Regular readers of this blog will by now be well aware of our fascination with at least some of the work of the impossibly-named Tyler Brûlé, still Editor-in-Chief at the self-styled briefing on global affairs, business, culture and design that is Monocle magazine and with an increasingly intriguing residency at the Financial Times. A recent column of his in the latter publication (Differentiate – or die, published in the print edition of 18th/19th August 2012) laments the lack of differentiation in industries which are under very significant structural commercial pressures such as magazine publishing and air travel. Brûlé avers that ‘any company…with a strong point of view, solid product, good customer service and great branding’ should have more than a fair shot at attaining high levels of business success; to adduce the legendary Swedish academics Jonas Ridderstråle and Kjell A. Nordström, in the domain of commerce, sameness sucks.

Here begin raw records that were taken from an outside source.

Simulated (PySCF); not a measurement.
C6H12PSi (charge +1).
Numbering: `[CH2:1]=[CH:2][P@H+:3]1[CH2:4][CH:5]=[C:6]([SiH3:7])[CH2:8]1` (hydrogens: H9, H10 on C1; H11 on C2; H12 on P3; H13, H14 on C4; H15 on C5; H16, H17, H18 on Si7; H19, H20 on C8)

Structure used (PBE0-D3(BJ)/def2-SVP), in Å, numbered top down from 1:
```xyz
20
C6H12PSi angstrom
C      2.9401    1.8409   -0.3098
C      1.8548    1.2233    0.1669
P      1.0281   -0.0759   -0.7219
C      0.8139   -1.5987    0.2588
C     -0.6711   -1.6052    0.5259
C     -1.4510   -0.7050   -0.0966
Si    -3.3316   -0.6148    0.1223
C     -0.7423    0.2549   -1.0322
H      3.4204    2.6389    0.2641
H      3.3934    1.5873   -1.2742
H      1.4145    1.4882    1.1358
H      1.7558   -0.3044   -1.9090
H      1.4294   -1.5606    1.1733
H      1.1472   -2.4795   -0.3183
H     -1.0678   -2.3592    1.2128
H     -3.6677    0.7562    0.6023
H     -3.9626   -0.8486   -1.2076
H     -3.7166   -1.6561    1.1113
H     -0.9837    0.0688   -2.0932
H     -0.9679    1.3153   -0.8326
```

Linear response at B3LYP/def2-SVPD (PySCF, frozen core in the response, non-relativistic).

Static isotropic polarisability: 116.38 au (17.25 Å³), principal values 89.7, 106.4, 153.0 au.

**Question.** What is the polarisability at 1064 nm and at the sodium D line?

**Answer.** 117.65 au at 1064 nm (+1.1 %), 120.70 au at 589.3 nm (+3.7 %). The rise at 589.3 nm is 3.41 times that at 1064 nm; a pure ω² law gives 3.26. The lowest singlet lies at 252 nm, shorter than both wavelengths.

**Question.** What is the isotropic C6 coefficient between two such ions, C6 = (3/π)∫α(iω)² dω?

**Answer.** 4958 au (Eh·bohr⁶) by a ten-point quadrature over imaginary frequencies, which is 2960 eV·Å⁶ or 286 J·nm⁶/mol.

Given this, one would think that there would be every incentive for relatively or absolutely unsuccessful companies to change, yet the reality is, for the most part, one of continued inertia. Why is this? We at Mediolana have had more than a few ideas on this subject, but here are three of the most compelling:
1. Risk. As some of the more lucid accounts of recent and ongoing financial crises have illustrated, risk-taking is rarely valued in most organisations when the going gets tough. Individual actors and groups within companies may run their corporations into the ground with risky and even unethical behaviour in an apparently economic benign climate, but few seem to bother with higher-level thinking when the commercial outlook begins to dim; survival rather than innovation is the name of the game, with top talent often pioneering the rush to the exits.
2. Social Distance. In far too many companies – particularly, though certainly not exclusively, those run along Anglo-American lines – the division between management and factory floor has become a dichotomy of phenomenal rigidity, with much of the human capital in organisations being effectively destroyed by the ghastly inequities that exist within them. With CEOs in the United States creaming off millions of dollars for every US$10,000.00 allocated to ‘ordinary’ workers, the reign of the omniscient company boss is turning into an era of micro-level idolatry – but these gods may not hold all the answers to our corporate imprecations.
3. Difficulty. Many consumers will know from experience the difference between, say, travelling by an airline from the Gulf (Emirates Airlines) or ASEAN (Singapore Airlines, Malaysia Airlines) and a national or regional carrier from the USA or Africa. Suppliers of aviation services probably have an even better idea. But to replicate (let alone implement from first principles) the attributes that Brûlé cites as being central to business success is actually extremely difficult for most companies to do in practice. As is increasingly apparent, most countries excel at some things and not at others, particularly at specific points in time. China PR is not the world’s greatest democracy; Mexico will win no prizes for guaranteeing the basic security of its citizens. Yet on many levels these are regarded as great countries which can and perhaps are supplanting their developed world competitors. What chance have mere companies got of possessing optimal product, branding and customer service at the same time, let alone those facing more testing conditions than their industry average?